The significance of coastal industries for social structure and political mobilization

Today Norway is a society that highly values the ideal of equality. Is it reasonable to think that the historical development of coastal industries has contributed to creating more egalitarian social conditions than the agriculture, forestry, industry, and mining in the inland districts? Right up to the 1980s and ’90s the resources of the fisheries industry were considered to be "common property" that everyone had access to.

The special working conditions, both physically demanding and economically risky, encouraged a strong element of cooperation in the industry. Purse-seine fishing for herring was based on a division of labour among equals, and the profits were shared out fairly according to the work done and the proportion of equipment and boats contributed. The most skilful herring-sighter, who also had the ability to coordinate the complex operation of catching, was the foreman – the master seiner – and received a double portion.

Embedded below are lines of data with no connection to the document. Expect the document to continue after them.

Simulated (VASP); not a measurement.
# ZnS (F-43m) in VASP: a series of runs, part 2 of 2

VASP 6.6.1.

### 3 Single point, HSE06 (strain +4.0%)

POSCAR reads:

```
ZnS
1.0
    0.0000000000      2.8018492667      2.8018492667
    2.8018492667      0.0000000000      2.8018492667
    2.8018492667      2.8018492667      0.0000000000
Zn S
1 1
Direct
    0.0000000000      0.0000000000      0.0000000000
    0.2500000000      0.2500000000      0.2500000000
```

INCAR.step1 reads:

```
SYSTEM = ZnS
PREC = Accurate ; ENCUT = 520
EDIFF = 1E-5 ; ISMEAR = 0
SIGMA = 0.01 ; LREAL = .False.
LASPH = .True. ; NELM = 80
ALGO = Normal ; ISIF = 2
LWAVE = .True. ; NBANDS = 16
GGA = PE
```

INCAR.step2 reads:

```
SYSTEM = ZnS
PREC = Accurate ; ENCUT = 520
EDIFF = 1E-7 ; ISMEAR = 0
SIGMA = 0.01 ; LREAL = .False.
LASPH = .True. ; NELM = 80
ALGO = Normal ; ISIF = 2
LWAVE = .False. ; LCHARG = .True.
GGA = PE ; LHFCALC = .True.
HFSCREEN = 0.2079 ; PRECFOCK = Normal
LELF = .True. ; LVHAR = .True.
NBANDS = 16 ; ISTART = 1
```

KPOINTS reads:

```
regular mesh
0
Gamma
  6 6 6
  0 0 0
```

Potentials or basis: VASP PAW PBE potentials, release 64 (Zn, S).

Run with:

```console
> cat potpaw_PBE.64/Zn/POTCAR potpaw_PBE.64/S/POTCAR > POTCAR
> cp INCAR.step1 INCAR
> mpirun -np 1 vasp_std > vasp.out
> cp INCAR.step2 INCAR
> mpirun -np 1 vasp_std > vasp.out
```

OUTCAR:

The system of apportioning was also widely used in other fisheries; fixed salaries were very uncommon. Joint-ownership of boats and cooperation were probably necessary responses to the limited access to capital in the age of the fishermen-farmer, making a virtue of necessity. As late as the 1960s, when the herring fisheries underwent the expensive change from relatively modest-sized, handhauled purse seines to huge motor-hauled ring nets that required even larger boats, having the reputation of being a skilful master seiner earned a better credit rating at the bank than having capital or business skills.

Even in its new and more capital-intensive phase the herring fishery was an occupation for active fishermen, which underscored the continuing importance of expertise. Growth in the business often resulted in a division into several units, each with just one or two boats, preferably with younger family members as the new shipowners.